Excluding the volatile food and energy components, the May price index for personal consumption expenditures (PCE), one of the Federal Reserve’s favored measures of inflation, increased 0.1% in May and 2.6% annually, both prints in line with forecasts.
Inflation had rebounded in the first quarter but it has been retrenching over the past few months, along with a slowdown in economic activity. This has raised the prospect that the Federal Reserve may cut rates twice this year from the current 5.25%-5.5% range to avoid pushing the economy to a recession.
“We believe the Fed’s rate cut cycle is going to be potentially earlier than people expect,” said Tony Roth, chief investment officer at Wilmington Trust, adding that a rate cut as soon as July, though unlikely, was also possible.
“We are seeing a clear slowing in the economy, slowing in the demand for labor, increase in the supply for labor, and we think the inflation problem is clearly behind us,” he said.
Futures contracts tied to the policy rate on Friday implied a 61% chance of a quarter-point rate cut in September, compared with 59.5% on Thursday, CME Group data showed. Traders were betting on a total of 47 basis points of cuts this year after the release, compared to 45 points earlier.
The May slowdown in inflation was a relief for investors who have had to readjust their expectations on how soon the central bank could shift to a less restrictive stance several times since it last hiked rates in July last year.
“This is the lowest monthly core inflation increase that we’ve seen this year and it furthers the narrative that the disinflationary trend that stalled during the first quarter is back to life again,” Olu Sonola, head of U.S. economic research at Fitch Ratings said in a statement.
Benchmark 10-year yields, which move inversely to prices, were last at 4.27%, nearly two basis points down on the day.

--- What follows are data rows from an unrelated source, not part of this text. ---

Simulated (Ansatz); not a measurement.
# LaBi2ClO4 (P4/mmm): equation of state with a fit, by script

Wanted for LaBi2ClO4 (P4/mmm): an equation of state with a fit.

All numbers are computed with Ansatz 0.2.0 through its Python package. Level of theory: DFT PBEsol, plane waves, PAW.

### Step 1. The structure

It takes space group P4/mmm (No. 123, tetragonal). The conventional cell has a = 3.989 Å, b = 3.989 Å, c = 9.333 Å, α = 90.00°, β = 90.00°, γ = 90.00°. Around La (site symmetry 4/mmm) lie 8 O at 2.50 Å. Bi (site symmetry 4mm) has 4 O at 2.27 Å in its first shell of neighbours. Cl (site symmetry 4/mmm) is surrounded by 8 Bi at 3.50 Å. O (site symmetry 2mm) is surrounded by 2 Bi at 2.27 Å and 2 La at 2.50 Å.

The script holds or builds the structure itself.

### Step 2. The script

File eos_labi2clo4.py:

Two-year yields, which tend to more closely reflect monetary policy expectations, were last at 4.673%, about four basis points lower than on Thursday and at their lowest in two weeks.
The spread between two and 10-year yields remained deeply negative but narrowed to minus 40 basis points, its smallest in about a month.
An inversion in that part of the yield curve, which happens when shorter-dated Treasuries yield more than longer-dated ones, is closely watched by investors as it has historically signaled a recession is in the horizon.